CFarran
Monochromist & Innovateur
Farran is a contemporary American artist and practitioner of Monochromism, a practice and philosophy in which color serves as both subject and organizing system. Through modular compositions, repetition, and subtle variation, his works explore how unity can persist across fragmentation and how perception responds to sustained engagement with a single hue.
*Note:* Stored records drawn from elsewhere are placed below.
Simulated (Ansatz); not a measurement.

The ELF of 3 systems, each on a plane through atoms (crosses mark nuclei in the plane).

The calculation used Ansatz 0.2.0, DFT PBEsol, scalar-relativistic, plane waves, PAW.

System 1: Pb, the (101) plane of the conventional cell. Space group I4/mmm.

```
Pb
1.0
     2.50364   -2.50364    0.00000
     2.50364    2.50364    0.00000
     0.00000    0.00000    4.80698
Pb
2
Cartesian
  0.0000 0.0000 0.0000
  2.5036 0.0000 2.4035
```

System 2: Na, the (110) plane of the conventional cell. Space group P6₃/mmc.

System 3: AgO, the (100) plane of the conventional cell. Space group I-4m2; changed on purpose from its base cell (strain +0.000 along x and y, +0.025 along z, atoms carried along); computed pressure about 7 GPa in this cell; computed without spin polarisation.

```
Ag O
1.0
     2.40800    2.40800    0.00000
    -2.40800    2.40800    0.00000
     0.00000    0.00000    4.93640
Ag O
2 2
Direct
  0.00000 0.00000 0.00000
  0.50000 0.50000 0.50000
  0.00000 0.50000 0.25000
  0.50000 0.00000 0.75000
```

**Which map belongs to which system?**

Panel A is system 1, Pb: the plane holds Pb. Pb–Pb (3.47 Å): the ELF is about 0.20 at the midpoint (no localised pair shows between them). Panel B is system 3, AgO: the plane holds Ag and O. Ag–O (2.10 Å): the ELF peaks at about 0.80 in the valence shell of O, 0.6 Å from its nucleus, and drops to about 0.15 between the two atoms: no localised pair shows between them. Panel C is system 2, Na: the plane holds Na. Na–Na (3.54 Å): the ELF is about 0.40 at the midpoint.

The Farran Pink Works comprises multiple series, including Palm Springs Pink and Perpignan Pink, each produced through a consistent visual and structural approach. While select pigments are sourced from organic materials, the primary focus is on the visual and perceptual experience of monochrome as field, system, and structure.
Residency
Over the course of five to six years, Farran undertook a self-funded, independent residency—one without institutional walls. His home became a laboratory, with spaces partitioned for drying experiments, pigment reduction, and the development of natural color systems composed entirely of organic materials.
This period was defined by patience and repetition. Working seasonally and experimentally, Farran tested how color behaves over time—how it absorbs, cures, shifts, and endures. What emerged was not only a proprietary pigment practice, but a philosophy.
He describes this approach as monochrome living among the color: a process of stripping away excess to allow a single frequency to fully inhabit space. The work does not decorate color—it brings it to life.
This residency laid the foundation for Palm Springs Pink, Perpignan Pink, and International Farran Pink—each rooted in place, ecology, and restraint, and each carrying the quiet evidence of lived time.